Our review of the lawsuit and the Act must be conducted within the context of the trial court’s certification order, which limited the causes of action appellees were permitted to pursue. Those portions of the certification order are as follows:

The Court finds that the issues that will “occupy most of the efforts of the litigants and the court” are these: (1) Did the Defendants misrepresent their products through their advertising, promotion and marketing practices? (2) Were the Defendants’ products fit for the ordinary purposes for which they were to be used? (3) Could the Defendants’ products pass without objection in the trade under the contract description? (4) Did the Defendants’ products conform to the promises or affirmations of fact made in their advertising and marketing? (5) What was the value of the Defendants’ goods as accepted by Plaintiffs at the time and place of acceptance? These are marketing issues, not injury or causation issues. Because the Defendants’ marketing practices were substantially the same across the country, the Court finds that the proof on these issues will be common as to all Plaintiffs.

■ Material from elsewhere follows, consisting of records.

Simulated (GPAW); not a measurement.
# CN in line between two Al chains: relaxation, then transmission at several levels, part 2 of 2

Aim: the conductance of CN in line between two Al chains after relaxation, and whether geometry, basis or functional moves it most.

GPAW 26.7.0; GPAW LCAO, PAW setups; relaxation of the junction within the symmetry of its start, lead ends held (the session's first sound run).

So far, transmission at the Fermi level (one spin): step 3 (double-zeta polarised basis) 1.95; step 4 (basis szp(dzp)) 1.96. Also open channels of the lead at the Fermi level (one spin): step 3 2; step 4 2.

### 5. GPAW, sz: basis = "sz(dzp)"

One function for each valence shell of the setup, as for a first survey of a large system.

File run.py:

Moreover, subsumed within all of the above issues is the even more fundamental question of whether or not the Defendants’ products were formulated to be effective for the cure and treatment of head lice infestations. This is the more precise question on which most of the efforts at trial will focus. Through lay and expert testimony, anecdotal evidence, and documentary evidence, the court is convinced the parties will show whether the products were or were not properly formulated to cure head lice infestations, and whether or not the Defendants knew this when they were advertising and promoting the products .... Most importantly, this question of whether or not the Defendants’ products conformed with the affirmations of fact made on their packages, labeling and advertising is a question that is exactly the same for all Plaintiffs in the class.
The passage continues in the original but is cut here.